COLUMBIA, S.C. (AP) – A circuit judge briefly seized a cassette tape from an Associated Press newsman Friday, saying the reporter should have sought permission to bring a recorder into the courtroom.

Judge James R. Barber stopped a hearing and had a court staffer remove the tape after noticing the recorder resting on a ledge behind attorneys.

“He asked for my name. He asked what I was doing. He asked if I knew that I could not tape the proceedings without permission and that I hadn’t sought permission,” sports writer Pete Iacobelli said.

Iacobelli was attending a hearing for a University of South Carolina football player who was seeking the judge’s permission to leave the state while out on bond on theft charges.

Later Friday, Barber agreed to return the tape after holding it for more than six hours. He would not comment when reached by phone.

South Carolina courts generally allow reporters to use hand-held recorders, though judges still have discretion over what occurs in their courtrooms.

Iacobelli said he has taken recorders into courtrooms in the past without a problem.

Newspaper photographers and television cameramen commonly submit written requests for access to South Carolina courtrooms, but it has never been a practice to make formal requests to use hand-held recorders, according to John Shurr, Associated Press bureau chief in South Carolina.
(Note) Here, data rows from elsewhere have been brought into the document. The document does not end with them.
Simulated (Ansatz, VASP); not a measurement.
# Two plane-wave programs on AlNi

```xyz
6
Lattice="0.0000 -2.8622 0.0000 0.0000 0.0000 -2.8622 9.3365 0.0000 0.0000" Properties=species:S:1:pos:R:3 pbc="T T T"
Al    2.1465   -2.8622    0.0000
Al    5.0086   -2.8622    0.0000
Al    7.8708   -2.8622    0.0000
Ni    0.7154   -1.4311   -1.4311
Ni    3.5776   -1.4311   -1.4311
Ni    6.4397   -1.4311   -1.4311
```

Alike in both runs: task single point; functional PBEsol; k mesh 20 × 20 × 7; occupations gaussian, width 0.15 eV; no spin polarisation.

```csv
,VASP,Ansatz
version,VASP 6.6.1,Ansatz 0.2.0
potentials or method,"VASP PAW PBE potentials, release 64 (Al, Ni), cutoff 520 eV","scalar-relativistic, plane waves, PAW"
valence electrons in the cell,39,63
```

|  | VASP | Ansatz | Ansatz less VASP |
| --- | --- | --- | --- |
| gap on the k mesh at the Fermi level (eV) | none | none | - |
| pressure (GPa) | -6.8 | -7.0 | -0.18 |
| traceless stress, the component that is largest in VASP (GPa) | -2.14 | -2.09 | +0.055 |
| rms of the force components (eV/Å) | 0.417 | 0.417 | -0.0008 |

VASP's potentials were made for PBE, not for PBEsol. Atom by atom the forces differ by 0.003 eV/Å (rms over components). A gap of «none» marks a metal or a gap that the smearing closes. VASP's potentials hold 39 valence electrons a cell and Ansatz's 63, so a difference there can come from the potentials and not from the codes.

The judge had no right to take the reporter’s property without due process, said Jay Bender, a Columbia attorney who represents several media organizations in the state, including The Associated Press.

“Even if the judge was right on the rule, he was wrong on the remedy,” he said.

Dave Tomlin, assistant general counsel for the news cooperative, praised the judge’s decision to return the tape.

“We are very pleased that the judge had second thoughts about his right to seize property without due process, and we appreciate that the change of heart came so quickly,” he said.